Thursday, 01/05/2006 7:44:46 PM

Thursday, January 05, 2006 7:44:46 PM

Post# of 98356
> You're contradicting yourself left and right here.

No not really. There's a low-end market where lots of cheap
notebooks are sold and then the high-end. Here's a hint: they
have different characteristics.

> Of course, people need performance, but not for Word or Excel. > These may be the widest used apps, but it's becoming just as
> popular for people to rip CDs, encode videos, and render 3d
> images.

Which of these have you done? I've never done any in that list
except for Word and Excel.

A coworker who has the opposite approach with laptops than me
just wants the lightest laptop available. All of the other stuff
is done on a desktop or a server. He's looking to build an X2
system but that's in the future.

As far as ripping CDs go, that's in decline, isn't it? Why
bother when you can just go with the Yahoo Music service or
with iTunes?

Encoding videos seems to be for older folks taking videos of
their kids. Maybe kids do it to if they can afford the
equipment.

I'm not sure what rendering 3-d images is as a consumer application. I do know a guy that's reading up on computational
geometry to do some data display engineering. So when do consumers render 3-D images?

> You seem to be arguing that Word and Excel won't see the
> benefit of dual core, but nobody cares.

That's for the low end.

> You also say that without 64-bits, you can't stitch together
> 50k x 50k pixel images, but again, no one cares.

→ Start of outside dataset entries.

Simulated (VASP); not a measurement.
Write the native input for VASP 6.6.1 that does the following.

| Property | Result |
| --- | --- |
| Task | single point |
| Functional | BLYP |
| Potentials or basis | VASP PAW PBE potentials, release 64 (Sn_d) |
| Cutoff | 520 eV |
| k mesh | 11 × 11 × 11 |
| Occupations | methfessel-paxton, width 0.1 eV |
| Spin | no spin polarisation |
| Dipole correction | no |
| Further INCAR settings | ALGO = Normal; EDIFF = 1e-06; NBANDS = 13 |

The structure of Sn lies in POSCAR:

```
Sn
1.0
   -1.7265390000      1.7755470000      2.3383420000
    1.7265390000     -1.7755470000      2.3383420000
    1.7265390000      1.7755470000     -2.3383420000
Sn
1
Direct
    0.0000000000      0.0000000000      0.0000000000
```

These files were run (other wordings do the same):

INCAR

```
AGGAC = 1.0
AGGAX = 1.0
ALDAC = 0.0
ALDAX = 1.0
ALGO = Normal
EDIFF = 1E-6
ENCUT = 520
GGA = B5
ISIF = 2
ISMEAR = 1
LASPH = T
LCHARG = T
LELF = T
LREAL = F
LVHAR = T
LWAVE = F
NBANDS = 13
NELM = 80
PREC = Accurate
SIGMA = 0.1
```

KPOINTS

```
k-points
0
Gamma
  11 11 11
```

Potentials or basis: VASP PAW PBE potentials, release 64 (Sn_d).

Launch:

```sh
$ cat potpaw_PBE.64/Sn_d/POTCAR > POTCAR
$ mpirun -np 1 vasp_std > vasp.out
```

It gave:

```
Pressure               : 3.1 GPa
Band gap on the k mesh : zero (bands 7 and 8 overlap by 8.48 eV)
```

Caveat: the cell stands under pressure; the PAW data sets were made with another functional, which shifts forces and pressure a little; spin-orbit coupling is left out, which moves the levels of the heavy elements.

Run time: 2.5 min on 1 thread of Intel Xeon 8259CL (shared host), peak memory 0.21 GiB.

That's for the high end and for the future. Who wants obsolete equipment.

> Like I said, 8MP cameras are high end, they support poster
> sized images, and consumers don't typically print larger
> than portrait sized photos of their pictures.

Do you do a lot of digital photography? What's nice about high MPs is that if you just want a piece of a picture, you can get it. Obviously, the more MPs the better. If you take a picture of a large group of people and you want to get smaller photos of individual faces, having a much higher resolution on the camera works wonders. I have an old picture taken with a panoramic camera (a consumer item BTW) taken of a tour group in China and I still sometimes look at some of the people in that picture. That's a traditional picture but if it were done with a digital camera, there wouldn't be enough resolution to do a good job in zooming in on individual faces.

Many digital cameras also have a stitch mode where they provide software to stitch together a limited number of photographs.

> What consumers do care about is audio and video, like I've
> said. These also happen to be the areas that receive the
> largest benefit from dual core.

Do you care about audio and video? Do you rip CDs? Download music? Convert formats for your player? Watch videos on a notebook screen?

> Anandtech's benchmarks show performance improvements in the
> range of 60-80%, and 64-bit doesn't even play here yet (and
> has yet to prove similar performance results).

There are engineering areas where 64-bits is a big win. RSA
encryption that I mentioned earlier is such an area. There are
other areas out there that provide improved performance but
just as importantly, they provide for additional functionality,
and, as a pragmatic issue, that's where future development is
going to go.

> To get the best new experience from your PC and mobile PC,
> you would want to go for dual core, and that means Athlon X2,
> Pentium D, or Core Duo. Single core CPUs are obsolete, far
> more so than 32-bit CPUs. 32-bit CPUs may start looking
> gauche once Vista comes out, but by then, Merom will be
> Intel's mainstream laptop CPU and the point is moot.

But the folks that bought the 32-bit PCs will be going Doh!

I think that I'll be using my 64-bit Athlon Notebook far longer
than you'll be using your Pentium M notebook. Or a 32-bit dual-core notebook.